Jacksonville quarterback Gardner Minshew II whips out of the tunnel, chestnut hair ablaze, to a smattering of jeers. Jaguars co-owner and executive Tony Khan walks by with general manager David Caldwell. Lovely men, but the Jaguars don't exist in this world. Insane afterthoughts in this building. A mere nuisance --Raiders fans hope.

The stadium explodes as the deity-level voice of John Facenda towers over the loudspeaker:

The Autumn Wind is a pirate
Blustering in from sea,
With a rollicking song, he sweeps along,
Swaggering boisterously.

Facenda's voice cuts out, replaced by legendary Raiders center Jim Otto on the big screen finishing Steve Sabol's poetry.

The Raiders will not lose today, I think to myself. You can bet your house, your bike, your toaster, your daughter Betty.

The Raiderettes swing it at midfield in a routine set to Metallica, speaking to this crowd: Exit light/Enter night/Take my hand/We're off to never-never land.

I agree with how Raiders icon Art Shell described this Coliseum home to me: cozy. The fans are right on top of you, draped over the tunnel, within earshot of every coach and player. Three feet away, Raiders assistants mill about; a B-list reality star whose name I don't know is chewing gum; WAGs waft by in bunches. The cops on hand wear a grin: This is the top beat in town.

* * * * *

I spend the first quarter couched in the stands with fans above the 50 in one of the few empty seats. The house is alive. A sweet, ancient peanut vendor is screaming at the top of his lungs and cannot be heard by a soul. A lady nearby sports blood-red-dyed hair and a black Santa hat. She chugs a 40-ounce betwixt two beefy bros in leather jackets.

Another woman tells me I must chat with her father, 88-year-old Loren Piper, a Raiders fan of five-plus decades.

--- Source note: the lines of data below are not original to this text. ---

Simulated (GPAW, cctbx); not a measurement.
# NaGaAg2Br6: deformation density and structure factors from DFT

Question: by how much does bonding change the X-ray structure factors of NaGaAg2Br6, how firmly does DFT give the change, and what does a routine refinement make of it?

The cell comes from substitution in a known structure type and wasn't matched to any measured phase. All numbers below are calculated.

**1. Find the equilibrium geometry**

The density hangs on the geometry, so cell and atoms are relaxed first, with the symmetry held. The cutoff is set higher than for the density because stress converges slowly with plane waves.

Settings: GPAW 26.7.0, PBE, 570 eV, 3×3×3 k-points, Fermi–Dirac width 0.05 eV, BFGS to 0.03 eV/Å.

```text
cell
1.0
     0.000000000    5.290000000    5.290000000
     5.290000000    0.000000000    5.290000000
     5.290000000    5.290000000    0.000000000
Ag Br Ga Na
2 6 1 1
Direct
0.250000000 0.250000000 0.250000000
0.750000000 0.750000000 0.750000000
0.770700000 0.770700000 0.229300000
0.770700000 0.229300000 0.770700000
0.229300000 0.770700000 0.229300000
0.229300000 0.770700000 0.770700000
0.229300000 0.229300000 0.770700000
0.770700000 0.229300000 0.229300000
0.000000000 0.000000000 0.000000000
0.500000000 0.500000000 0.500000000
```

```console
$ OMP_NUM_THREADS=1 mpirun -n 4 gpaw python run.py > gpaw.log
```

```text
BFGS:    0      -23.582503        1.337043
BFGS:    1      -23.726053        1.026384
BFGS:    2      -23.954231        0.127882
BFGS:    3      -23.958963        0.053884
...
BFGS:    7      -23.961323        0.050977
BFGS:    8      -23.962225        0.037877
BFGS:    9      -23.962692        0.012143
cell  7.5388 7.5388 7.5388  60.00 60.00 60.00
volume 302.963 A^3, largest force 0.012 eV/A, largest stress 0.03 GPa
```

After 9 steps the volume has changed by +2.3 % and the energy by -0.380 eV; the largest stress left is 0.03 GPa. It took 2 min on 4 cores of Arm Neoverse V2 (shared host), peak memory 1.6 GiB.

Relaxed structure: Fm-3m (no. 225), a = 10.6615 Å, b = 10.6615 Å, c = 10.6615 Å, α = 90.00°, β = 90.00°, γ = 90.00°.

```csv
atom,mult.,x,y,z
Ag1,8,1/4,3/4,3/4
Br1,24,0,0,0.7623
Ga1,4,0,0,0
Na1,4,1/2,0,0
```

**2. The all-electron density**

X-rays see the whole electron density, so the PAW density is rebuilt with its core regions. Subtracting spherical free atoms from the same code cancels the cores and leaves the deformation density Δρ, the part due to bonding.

"Since 1963, I've missed one game. Preseason against Seattle because I went to get my Masonic degree," Piper tells me, proving himself as a raging completist -- but one who sees a different Raiders future than most.

"I don't think they're going to leave," Piper says. "There's a big movement. See this cap here (pointing to his hat, which reads FOREVER OAKLAND)?"

Piper dishes on a grassroots campaign to prevent the move, but we are soon strolling again through the memory banks as he talks about the seagulls outnumbering the fans at old Kezar Stadium, where the Raiders toiled in near-bankruptcy before the Coliseum was raised.

We are jolted from conversation by wideout Tyrell Williams taking a Derek Carr lob 40 yards to the end zone on Oakland's first drive to carve out a 7-0 lead. The building is burning. My brain pounds amid the noise. This wonderful man of history forgets all about my tape recorder and annoying questions. His dear Raiders have stuck a knife in the Jaguars.

We are not in America. We are not in Russia. We are not upon the Earth. This is something else entirely. If extraterrestrial explorers were to land here, their entire concept of the human experience would be dangerously warped.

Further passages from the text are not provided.